Determining If Your Assessed Value Is Too High
The first step in determining if you are paying too much real estate tax is too look up your property’s current real estate tax assessment on the Delaware County Property Public Access website then enter your township or Borough and street number and street name and then left click on the folio number next to your address.
Multiply the current fair market value or appraised value by the 2017 Common Level Ratio of 65 to determine your correct assessed value.
Compare the correct assessed value to the current real estate tax assessment you just located on the Delaware County website above. If the current assessed value is higher than the correct assessed value you should hire the Law Offices of Spadea & Associates, LLC to file a Real Estate Tax Assessment Appeal before August 1, 2016.
If you purchased the property after August 1, 2015, and have a HUD-1 settlement sheet (that is less than 12 months old) you can use the sales price from the HUD-1 as the Fair Market Value, and do not need an appraisal. However, if you bought the property at a short sale or foreclosure, or bought it more than a year ago, you must have an Appraisal to appeal the property tax assessment. The Cost of an Appraisal is about $350. The filing fee is $50 and is made payable to “Delaware County Treasurer”. This fee will not be refunded for failure to appear or withdrawal of the appeal.
The Law Offices of Spadea & Associates, LLC will help you file the application and attend the hearing on your behalf in late September. You pay us nothing if we are unable to reduce your assessment. There are two types of assessment appeals, one is the annual appeal and the other is the interim assessment appeal.
The annual appeal allows property owners to appeal their assessment once a year. Annual appeals may be filed from May 15 through August 1 of each year. Remember, in the case of an annual appeal, the Board decision does not take effect until tax bills are issued the following tax year. The Law Offices of Spadea & Associates, LLC will represent you at the hearing which is typically in late September and present evidence such as a recent appraisal with pictures. The Board will determine the fair market value for the property based on the appraisal and other evidence presented at the hearing. The Board will apply the appropriate Common Level Ratio (CLR) to the fair market value to arrive at the new assessed value. The Board generally renders a decision within 4-6 weeks of the hearing date and notifies the property owner in writing. If you do not agree with the Board’s findings you have the right to file an appeal within 30 days to the Court of Common Pleas.
Interim Assessment Appeals
The interim assessment represents the value difference (increase) attributable to any assessable improvement to the land and the resulting increase in land value, if any. Assessable improvements include, but are not limited to; new construction of a primary structure or the addition to any such structure and the construction of any ancillary, contributory improvements such as swimming pools, sheds, garages, etc.

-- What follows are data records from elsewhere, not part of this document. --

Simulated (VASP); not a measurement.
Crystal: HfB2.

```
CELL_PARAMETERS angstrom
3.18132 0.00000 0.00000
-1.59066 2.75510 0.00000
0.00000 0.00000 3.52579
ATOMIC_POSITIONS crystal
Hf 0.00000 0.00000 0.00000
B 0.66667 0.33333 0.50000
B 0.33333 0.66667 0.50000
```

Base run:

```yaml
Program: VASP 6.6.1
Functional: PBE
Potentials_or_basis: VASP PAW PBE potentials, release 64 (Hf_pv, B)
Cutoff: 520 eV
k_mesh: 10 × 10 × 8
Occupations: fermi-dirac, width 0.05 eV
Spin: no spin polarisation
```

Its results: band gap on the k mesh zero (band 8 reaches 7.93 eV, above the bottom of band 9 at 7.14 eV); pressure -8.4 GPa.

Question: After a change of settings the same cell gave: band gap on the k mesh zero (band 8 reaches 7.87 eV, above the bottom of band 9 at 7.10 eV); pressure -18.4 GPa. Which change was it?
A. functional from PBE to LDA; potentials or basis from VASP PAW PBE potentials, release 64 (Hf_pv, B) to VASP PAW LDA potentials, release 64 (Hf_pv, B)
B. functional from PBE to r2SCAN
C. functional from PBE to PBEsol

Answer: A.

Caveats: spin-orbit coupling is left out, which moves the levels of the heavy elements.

If a property is subject to an interim assessment, a property owner will receive an “Interim Real Estate Assessment Notice.” This Notice will inform the property owner of the old assessment and new assessment. The bottom portion of the Notice contains an APPEAL REQUEST FORM. In order to perfect an appeal of an Interim Assessment, the property owner must return the bottom portion of the Interim Notice to the Assessment Office to request receipt of an Appeal Application within forty (40) days of the date of notification of the assessment change. The appeal date will be noted on the Interim Real Estate Assessment Appeal Notice at the top right and bottom right or this notice.